Languages: English/German

This year marks the 200th anniversary of Haitian independence, which laid the foundations both for the abolition of slavery on the island and the creation of the first Black republic. This key event has been deliberately ignored in the past, and this Panel aims to try and restore it to the historical centrality it deserves, focussing especially on the issue of the Haitian revolution's influence on political and philosophical thought during the German Enlightenment.
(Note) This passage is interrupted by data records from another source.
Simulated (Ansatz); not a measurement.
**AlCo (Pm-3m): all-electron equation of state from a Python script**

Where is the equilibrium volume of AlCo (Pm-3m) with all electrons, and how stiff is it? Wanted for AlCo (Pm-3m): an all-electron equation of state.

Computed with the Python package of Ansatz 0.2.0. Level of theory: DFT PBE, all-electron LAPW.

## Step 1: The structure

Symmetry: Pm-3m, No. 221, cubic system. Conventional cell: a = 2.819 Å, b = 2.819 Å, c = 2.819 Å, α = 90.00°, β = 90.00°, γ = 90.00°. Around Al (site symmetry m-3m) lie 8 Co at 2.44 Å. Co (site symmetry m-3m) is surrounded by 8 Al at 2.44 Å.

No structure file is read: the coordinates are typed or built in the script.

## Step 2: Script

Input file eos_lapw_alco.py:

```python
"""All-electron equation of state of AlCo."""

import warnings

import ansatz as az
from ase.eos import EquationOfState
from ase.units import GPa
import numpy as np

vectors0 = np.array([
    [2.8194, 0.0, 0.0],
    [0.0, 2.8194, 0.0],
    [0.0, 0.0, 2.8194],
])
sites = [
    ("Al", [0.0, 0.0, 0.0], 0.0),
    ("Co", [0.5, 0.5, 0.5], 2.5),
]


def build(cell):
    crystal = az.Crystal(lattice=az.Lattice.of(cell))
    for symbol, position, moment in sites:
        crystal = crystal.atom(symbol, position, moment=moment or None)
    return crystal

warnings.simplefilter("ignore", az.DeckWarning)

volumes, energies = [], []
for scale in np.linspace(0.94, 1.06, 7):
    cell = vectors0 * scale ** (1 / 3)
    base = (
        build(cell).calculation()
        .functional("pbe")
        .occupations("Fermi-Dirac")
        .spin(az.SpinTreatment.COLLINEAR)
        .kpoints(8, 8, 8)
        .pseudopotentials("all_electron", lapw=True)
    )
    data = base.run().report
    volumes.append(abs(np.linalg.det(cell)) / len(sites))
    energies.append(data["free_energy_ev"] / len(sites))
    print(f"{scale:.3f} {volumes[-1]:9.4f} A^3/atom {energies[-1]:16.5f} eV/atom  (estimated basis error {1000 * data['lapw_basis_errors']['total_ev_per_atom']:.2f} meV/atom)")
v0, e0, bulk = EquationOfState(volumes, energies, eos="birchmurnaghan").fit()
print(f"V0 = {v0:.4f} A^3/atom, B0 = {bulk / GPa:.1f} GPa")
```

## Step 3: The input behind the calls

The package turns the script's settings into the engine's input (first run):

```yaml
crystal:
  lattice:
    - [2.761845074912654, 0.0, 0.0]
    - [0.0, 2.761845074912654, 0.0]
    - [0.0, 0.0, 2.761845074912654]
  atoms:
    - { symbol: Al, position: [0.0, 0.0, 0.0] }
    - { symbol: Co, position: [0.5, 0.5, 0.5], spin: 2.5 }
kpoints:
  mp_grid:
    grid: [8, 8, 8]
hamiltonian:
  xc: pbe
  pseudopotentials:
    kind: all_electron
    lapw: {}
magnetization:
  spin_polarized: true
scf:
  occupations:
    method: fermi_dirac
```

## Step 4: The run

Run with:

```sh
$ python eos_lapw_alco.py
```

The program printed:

Sibylle Fischer, Associate Professor of French- and Spanish-Language Literatures, German Studies, Afro-American and Women Studies at New York University. Sibylle Fischer’s work is situated at the intersection of literature, history, political philosophy and aesthetics. One of her thematic focuses is the significance of Haitian history and the Haitian Revolution for transnational cultural studies. In 2004, she made an important contribution to the critique of the Western modernity discourse with her work Modernity Disavowed: Haiti and the Cultures of Slavery in the Age of Revolution. In addition to publishing numerous articles on Caribbean, Brazilian and Spanish-language literature from the colonial era to the present century, she has written on the history of slavery, the stories related to it, and slave resistance. Additional topics: literature and dictatorship, and literature and orality.


Gina Ulysse, PhD, anthropologist and poet, Assistant Professor of Anthropology and Afro-American Studies at Wesleyan University in Middletown, Connecticut. Gina Ulysse was born in Pétionville, Haiti. She emigrated to the US East Coast as a youth and has lived there ever since. Her research focuses on political and economic issues, the representation of gender and the nature of race and class within the context of the Black Diaspora. She has published her theoretical reflections in a number of articles.
Her dissertation Downtown Ladies: Informal Commercial Importing and Self-Fashioning in Jamaica - a Reflexive Political Economy Study of the Work and Subjective Practices of Import/Exporters in Kingston will be published shortly.
In her very expressive poems Gina Ulysse endeavours not only to extend the framework of cultural anthropology, but also to break through its boundaries. In this sense, she uses spoken poetry as an "alterednative" form of ethnography.
Social injustice, complex identities, anger at the far-reaching consequences of colonial atrocities and racism - now and in the past - are themes of this "changed origins" and these "original changes". Her most important poems are: "A Poem about Why I Can't Wait: Going Home Again and Again and Again: Why I Prefer the Term Incarcerated When Talking about Agency" in The Butterfly's Way: Voices From the Haitian Diaspora in the United States, edited by Edwige Danticat (2003), "I Came of Age Colonized Now my Soul is Tired and I Am Feeling All this Rage" in Jouvert: Journal of Postcolonial Studies; "Homage to Those Who Hollered Before Me" in Meridians: Feminism, Race and Transnationalism; "Water Spirits and Revolutionary Barbies" and "Ode to the Metres: On Going Home and Learning How to Glide" in Ma Comere, Journal of the Association of Caribbean Women Writers and Scholars.